Review of Apache

Apache (1954)
7/10
Ole Blue Eyes!
24 June 2019
Warning: Spoilers
If you can accept stars Burt Lancaster and Jean Peters as blue eyed Apaches, then you may enjoy this movie. It is essentially a showcase for Lancaster's athletic prowess as he leaps over rocks and runs like a deer across the frontier.

The story opens in 1886 with the surrender in New Mexico of Geronimo (Monte Blue) and his warriors for shipment off to a reservation in Florida. Massai (Lancaster) is having none of this. He claims to be the last Apache warrior and acts accordingly. Al Sieber (John McIntyre) and his Apache scout Hondo (Charles Bronson) who had brought Geronimo in are now charged with capturing the rebellious Massai. Nalinle (Peters) professes her love for Massai and stands by him as he is captured.

Massai is shipped off to Florida with Geronimo but manages to escape from the train carrying them. Massai begins his cross country trek back to his homeland in New Mexico. Along the way he meets a Cherokee farmer named Dawson (Morris Ankrum) who shows Massai how the Indian has adapted to the ways of the white man. He gifts Massai with a sack of corn seeds. Although Massai is still an Apache warrior he brings the seeds back to New Mexico and shows them to Nalinle and her father Santos (Paul Guilfoyle). Perhaps there was something to what the Cherokee had told him.
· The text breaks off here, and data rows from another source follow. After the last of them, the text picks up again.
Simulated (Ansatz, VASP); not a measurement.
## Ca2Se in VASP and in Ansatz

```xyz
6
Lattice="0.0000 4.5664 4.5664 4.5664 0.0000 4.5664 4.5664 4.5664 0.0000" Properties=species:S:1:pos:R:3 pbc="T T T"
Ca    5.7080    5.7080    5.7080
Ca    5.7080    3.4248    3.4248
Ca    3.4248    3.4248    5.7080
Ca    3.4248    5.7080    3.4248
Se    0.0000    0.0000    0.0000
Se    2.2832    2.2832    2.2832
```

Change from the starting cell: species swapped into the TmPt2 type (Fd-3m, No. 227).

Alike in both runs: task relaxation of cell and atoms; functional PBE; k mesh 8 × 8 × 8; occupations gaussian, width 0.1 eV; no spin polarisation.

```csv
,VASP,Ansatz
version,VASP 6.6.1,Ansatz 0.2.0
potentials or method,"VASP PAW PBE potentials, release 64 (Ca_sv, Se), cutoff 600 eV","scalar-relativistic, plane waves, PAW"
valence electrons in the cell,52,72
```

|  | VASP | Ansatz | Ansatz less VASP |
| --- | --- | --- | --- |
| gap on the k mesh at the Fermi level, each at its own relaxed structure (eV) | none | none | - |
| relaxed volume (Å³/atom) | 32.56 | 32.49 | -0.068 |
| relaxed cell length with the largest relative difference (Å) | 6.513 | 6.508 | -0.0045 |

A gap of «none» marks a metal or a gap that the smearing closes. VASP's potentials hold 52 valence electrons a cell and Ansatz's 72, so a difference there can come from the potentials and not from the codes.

Santos betrays Massai and he is again captured by Sieber. Massai believes that Nalinle has also betrayed him and vows to kill Santos and his daughter. Massai escapes once more and wages a personal war against the world. He starts by killing evil Indian Agent Weddle (John Dehner). He kidnaps Nalinle and plans to kill her. But she persists in her love for him and gradually he comes to love her and the two marry by Apache custom (i.e. no preacher).

Massai and Nalinle hide out in the mountains and she convinces him to plant the corn seeds. A crop of corn grows and Nalinle becomes pregnant. Massai anxiously awaits the birth of his off spring. But Sieber and Hondo pick up their trail and close in. Massai hides in the cornfield and Sieber goes in after him and...........................................................................................................................

Burt Lancaster had been an acrobat prior to his movie career and kept himself in good shape as witnessed by his running and jumping and excellent physique. Jean Peters , I believe, had been one of Howard Hughes "protoges". Charles Bronson was still acting under his real name of Buchinsky at this point. Walter Sande is along as Lt. Col. Beck the fort commander and Ian Mac Donald as Clagg, Weddie's partner.

Yes, there really was a Massai who wreaked havoc and eventually disappeared into Mexico.